So I kind of forgot to mention, I was talking at lunch about how I really wanted to buy a pair of Christian Louboutins, which again is strictly for celebration purposes. I kept bugging my mother about it, and eventually I got her to walk to Saks Fifth Ave, which happens to be right by the tree. I went in the store with such a purpose. I briskly walked to the elevator, and quickly walked out as soon as I got to the eighth floor, designer shoes. I walked right over to the Louboutin section, it was like I knew where I was, even though I had never been to this floor before. I wanted black patent leather daffodil 160mm pumps. Sadly, they were out of stock. So, I wasn't ready to give up. I had her pull out 120mm pumps, peep toe and closed toe. The peep toe were matte leather, and the closed toe were the patent leather. I tried on the patent leather, and they were way to big. Louboutins run small, so you have to go up a half size or a whole size. I wear an eight and the patent leather was a nine. No bueno. The peep toes, I put on, and it was like Cinderella put on her glass slipper. They fit like a glove. I stood up in them, and said to the sales associate, "That's it, I'll take it!" She rang me up, NY tax and all, and I walked out of that store the happiest girl in the world. Whoever said money can't buy you happiness just didn't know where to shop.

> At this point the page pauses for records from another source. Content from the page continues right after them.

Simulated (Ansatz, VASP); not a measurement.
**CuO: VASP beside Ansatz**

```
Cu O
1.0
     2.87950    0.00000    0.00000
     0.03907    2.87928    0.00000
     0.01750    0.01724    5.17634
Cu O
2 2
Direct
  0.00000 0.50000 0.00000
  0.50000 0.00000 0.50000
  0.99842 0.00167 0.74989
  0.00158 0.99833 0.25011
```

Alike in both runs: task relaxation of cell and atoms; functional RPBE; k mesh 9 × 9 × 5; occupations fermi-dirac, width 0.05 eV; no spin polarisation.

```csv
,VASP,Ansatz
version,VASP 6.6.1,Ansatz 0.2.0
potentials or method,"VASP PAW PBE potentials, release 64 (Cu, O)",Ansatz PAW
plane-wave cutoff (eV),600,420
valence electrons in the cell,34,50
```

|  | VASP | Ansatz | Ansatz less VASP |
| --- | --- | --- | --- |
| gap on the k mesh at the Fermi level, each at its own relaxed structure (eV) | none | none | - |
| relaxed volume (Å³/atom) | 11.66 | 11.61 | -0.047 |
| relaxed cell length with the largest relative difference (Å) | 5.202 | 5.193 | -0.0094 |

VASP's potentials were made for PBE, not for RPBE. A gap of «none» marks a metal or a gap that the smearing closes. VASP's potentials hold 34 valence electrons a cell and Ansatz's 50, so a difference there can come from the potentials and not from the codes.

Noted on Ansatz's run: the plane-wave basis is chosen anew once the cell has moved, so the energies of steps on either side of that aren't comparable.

We walked back to the train shortly after and headed home. I immediately came in my house, put my shoes on, and they have stayed on for the last two hours. I am so proud of myself for the last five years, not just for school, but for all the crap that was sent my way that I just crushed like it was nothing. These shoes represent that for me. I am beyond elated with myself for being the strong woman I am today, thanks to the last five years. AMEN THAT I AM ON TO A NEW CHAPTER!

Ask, Believe, Receive
Julie Catherine

Tuesday, December 4, 2012

Hopeless Romantic in Jersey

I've always seen myself as a housewife, after I have my children of course, taking care of my family and my husband. I want a beautiful, happy, healthy, loving marriage and family. I'm 23 and it's not like I expire soon, but I don't think it's unacceptable for that to be my goal. I want the sexy husband and the hot marital sex that produces gorgeous babies. Why should I be ashamed of that?
I'm well educated, and I easily take care of myself. I'm fit and in shape for myself, and I dress up cause I like being my own personal barbie doll. I read books like a total nerd, I enjoy hockey like no other, I can play softball, baseball, mow a lawn, spackle a wall, lay down mulch, take out the trash, and I can cook like I should have my own show on the Food Network. I know I have a lot going for me, I can be a bit annoying cause I talk entirely too much, but if you don't like it, you don't have to listen.

Sometimes I just want to be swept off my feet and have my damn socks knocked off. I wanna be loved unconditionally and treated like someones princess. When I say princess I don't mean spoiled with things. I wanna be protected and romanced like no other. I want roses covered in glitter, chocolate covered strawberries, amazing conversation, and hot sex. Is this asking too much? I won't settle for anything less than the best and what I deserve.

I know I have my flaws, like I said before I'm annoying. I know I talk too much. It's what makes me who I am though. I'm very sensitive and I want everyone to like me and be nice to me at all times. My feelings get hurt very easily. I just want to hear, "Hey, that's okay! You're still amazing the way you are." I doubt I'm reaching here.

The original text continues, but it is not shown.